Picket signs and posters in hand, dozens gathered outside Charleston’s main post office last week to sound the alarm over looming postal job cuts and a move toward privatizing domestic mail services.
For years, the United States Postal Service (USPS) has been on the financial decline, capped with a $9.5 billion net loss in fiscal year 2024. President Donald Trump has floated plans to restructure the agency, and earlier this month USPS announced it would cut 10,000 jobs nationally through a voluntary early retirement program.
But Charleston-area postal unions worry that could bring risks to harder-to-reach rural communities, including much of West Virginia.
“Do you really think that they’re going to want to deliver one piece of mail to you all the way up a holler in West Virginia, versus concentrate on the inner city and the corporations here inside the city?” said Tim Holstein, vice president of Charleston’s American Postal Workers Union Local 133.
Holstein helped organize Thursday’s rally, part of a nationwide demonstration from postal unions to raise concerns over the looming changes to the nation’s public mail service.
“It’s just a no-win for union workers,” Holstein said at the rally. “It’s a no win for West Virginia, being a rural state.”
Photo Credit: Jack Walker/West Virginia Public Broadcasting
Letter carrier Rob Lloyd — who also serves as secretary for the Charleston-area Branch 531 of the National Association of Letter Carriers — said he saw cutbacks on USPS coming, just not this fast.
“These people on Capitol Hill, they want to come after people that have good-paying jobs,” Lloyd said. “They attack labor unions. They do it all the time. You can kind of see the writing on the wall with the way things have happened. I wasn’t anticipating it being this swift and this scary.”
Like some others at the rally, Lloyd expressed particular concern over the newly launched Department of Government Efficiency (DOGE), led by entrepreneur and advisor Elon Musk. DOGE has been at the forefront of federal workforce cuts nationwide since launching under the Trump administration.
“It’s really scary, because you know that he doesn’t have any clue what we do every day — the service we provide to the American people,” Lloyd said.
Concerns like these are shared by postal workers at all levels, including management. Outgoing Charleston Postmaster David Staton said reductions to USPS come at workers’ expense, and would be a detriment to the local community.
“We just don’t want to lose any jobs here in the state that are well-paying jobs,” Staton said. “We can’t afford to lose jobs here.”
Tim Powers has worked in the postal industry for nearly three decades, and today serves as president of the Charleston-area National Postal Mail Handlers Union Local 305. But years ago he worked at a postal facility in Huntington that was shut down, forcing him to transfer to Charleston.
Photo Credit: Jack Walker/West Virginia Public Broadcasting
That was a difficult experience Powers hopes unions can shield today’s workforce from.

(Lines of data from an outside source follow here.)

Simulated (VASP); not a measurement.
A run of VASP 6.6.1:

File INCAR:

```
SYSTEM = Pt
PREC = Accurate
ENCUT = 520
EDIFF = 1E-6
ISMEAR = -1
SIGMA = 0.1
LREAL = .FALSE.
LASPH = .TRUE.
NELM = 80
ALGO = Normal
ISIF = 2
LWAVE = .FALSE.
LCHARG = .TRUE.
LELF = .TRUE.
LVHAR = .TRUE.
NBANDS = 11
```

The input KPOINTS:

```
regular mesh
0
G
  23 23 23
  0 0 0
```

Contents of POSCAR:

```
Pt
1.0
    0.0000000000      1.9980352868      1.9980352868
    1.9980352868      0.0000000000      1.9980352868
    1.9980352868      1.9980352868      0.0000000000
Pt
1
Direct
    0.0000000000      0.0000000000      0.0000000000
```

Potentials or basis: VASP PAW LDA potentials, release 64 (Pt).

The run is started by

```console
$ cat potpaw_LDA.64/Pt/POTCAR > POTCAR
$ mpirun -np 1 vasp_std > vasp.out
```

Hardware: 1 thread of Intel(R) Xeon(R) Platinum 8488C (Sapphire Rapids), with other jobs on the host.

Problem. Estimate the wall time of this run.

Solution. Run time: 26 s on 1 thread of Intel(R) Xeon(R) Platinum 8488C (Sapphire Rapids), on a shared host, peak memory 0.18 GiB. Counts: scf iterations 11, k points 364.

“I do know what it’s like to have your life interrupted already by work. At this point, this is obviously at a significantly different level [than] that,” Powers said. “Over the last few years, we’ve had to fight and make the people aware more than ever of the danger that’s facing the postal service.”
The picket line is familiar territory for Charleston’s postal workers. In 2023, local postal unions began rallying against plans to consolidate a South Charleston mail processing center, the only full processing facility in the state.
The proposal would have transferred many services and positions at the Charleston Processing and Distribution Center to a facility near Pittsburgh, but USPS ultimately changed course and left the facility’s operations in place.
If USPS is privatized or downsized, “the people are the ones that will lose their postal service and suffer the most,” Powers said. “And, of course, all of us that work here as well. Because it’ll be only the uber rich, only the billionaires [who] benefit from breaking up something and profiting off of it. Everybody else will have slower service and higher prices.”
While having to reassert his industry’s value may be tiring, Holstein said he and other union workers organize to support the postal service because of the resource it provides workers and residents alike.
“This is a kind of unique job, because not only am I doing it for my members,” Holstein said. “[But] I am also doing it for the public. We’re here to fight, and we fight to win.”